Trillanes, 18 other mutineers apply for amnesty
- Alexis Romero () - January 6, 2011 - 12:00am

MANILA, Philippines - Sen. Antonio Trillanes IV yesterday applied for amnesty but maintained that he does not regret joining the uprisings against former President Gloria Macapagal-Arroyo, whom he described as “the most corrupt president this country ever had.”

Trillanes and 18 other Magdalo officers submitted their application forms to the Department of National Defense (DND) Ad Hoc Amnesty Committee at about 2 p.m. in Camp Aguinaldo, Quezon City.

Trillanes said their application for amnesty does not mean that they are pleading guilty to coup charges.

“It’s (coup) a technical charge that has elements that needs to be proven… Let me be clear, we admit guilt as far as rising up against the most corrupt president this country ever had,” the former Navy officer told reporters.

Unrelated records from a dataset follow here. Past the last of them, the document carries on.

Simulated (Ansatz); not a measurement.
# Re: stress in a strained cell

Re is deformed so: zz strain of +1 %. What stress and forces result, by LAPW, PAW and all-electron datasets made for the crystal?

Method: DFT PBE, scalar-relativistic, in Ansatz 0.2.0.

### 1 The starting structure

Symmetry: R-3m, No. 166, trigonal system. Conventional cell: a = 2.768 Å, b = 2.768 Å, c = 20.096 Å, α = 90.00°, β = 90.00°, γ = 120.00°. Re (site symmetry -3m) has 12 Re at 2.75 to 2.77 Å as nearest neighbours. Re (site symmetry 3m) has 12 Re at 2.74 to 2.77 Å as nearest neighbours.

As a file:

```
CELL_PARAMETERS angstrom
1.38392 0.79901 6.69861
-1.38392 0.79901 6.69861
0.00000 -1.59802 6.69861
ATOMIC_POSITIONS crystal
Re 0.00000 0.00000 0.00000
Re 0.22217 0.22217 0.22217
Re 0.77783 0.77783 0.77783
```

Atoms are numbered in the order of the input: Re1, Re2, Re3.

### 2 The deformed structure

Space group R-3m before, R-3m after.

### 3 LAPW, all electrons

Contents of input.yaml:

Trillanes, however, admitted that he and his companions in Magdalo broke some rules to pursue their advocacy.

“We are man enough to admit that we have broken rules in the pursuit of a moral cause and we faced it like men. We were imprisoned and the others were separated from the service so it’s very easy for us to agree to that (admission of guilt),” he said.

Trillanes was referring to the amnesty requirement, which states that applicants should acknowledge that they violated the Constitution, the articles of war, or existing laws when they joined anti-government uprisings.

He said their decision to avail of the amnesty does not mean that the Arroyo administration has been absolved of its misdeeds.

When asked what he would tell Arroyo in case he meets her in a bicameral conference, Trillanes said: “We don’t need to say anything to each other. Of course, we are civil. We are not barbarians so as much as we can, let’s avoid such a meeting.”

He said it feels good setting foot in the AFP General Headquarters as a senator.

“This (amnesty) is a milestone in our lives. This is a step towards ultimate freedom. We welcome this opportunity to serve this country once again,” he said, adding that he is ready to push for laws that would benefit the military, including a measure raising soldiers’ combat pay, updates on the National Defense Act, and amendments to the AFP Modernization Law.

A total of 39 former rebel soldiers, 19 of them officers, applied for amnesty yesterday, bringing the number of applicants to 58.

Trillanes was one of the leaders of the 2003 Oakwood mutiny where rebel soldiers decried the supposed corruption under the Arroyo regime.

The former Navy officer ran for senator under the Genuine Opposition ticket in the 2007 midterm elections and won. He, however, was not allowed to participate in sessions due to his pending coup case.

In 2007, Trillanes and other rebel soldiers walked out of a court hearing in Makati to stage what is now called the Manila Peninsula hotel siege.

Last month, he walked out of the Camp Crame Custodial Center after the Makati Regional Trial Court granted his petition for provisional freedom. He was placed under the custody of Senate President Juan Ponce Enrile.

The camp of Trillanes said the provisional liberty may have been granted due to the amnesty proclamation issued by Malacañang, which was signed by President Aquino last month, granting amnesty to military personnel accused of trying to oust the Arroyo administration.

The amnesty covers 378 officers and enlisted men and would remove the criminal liability of successful applicants.

Enlisted personnel with the rank of technical sergeant and below would be entitled to a reinstatement.

The Senate and the House of Representatives separately concurred with the amnesty proclamation last December.

Those who want to apply for amnesty must personally file their application with the DND within a period of 90 days.

The DND started accepting applications last Monday.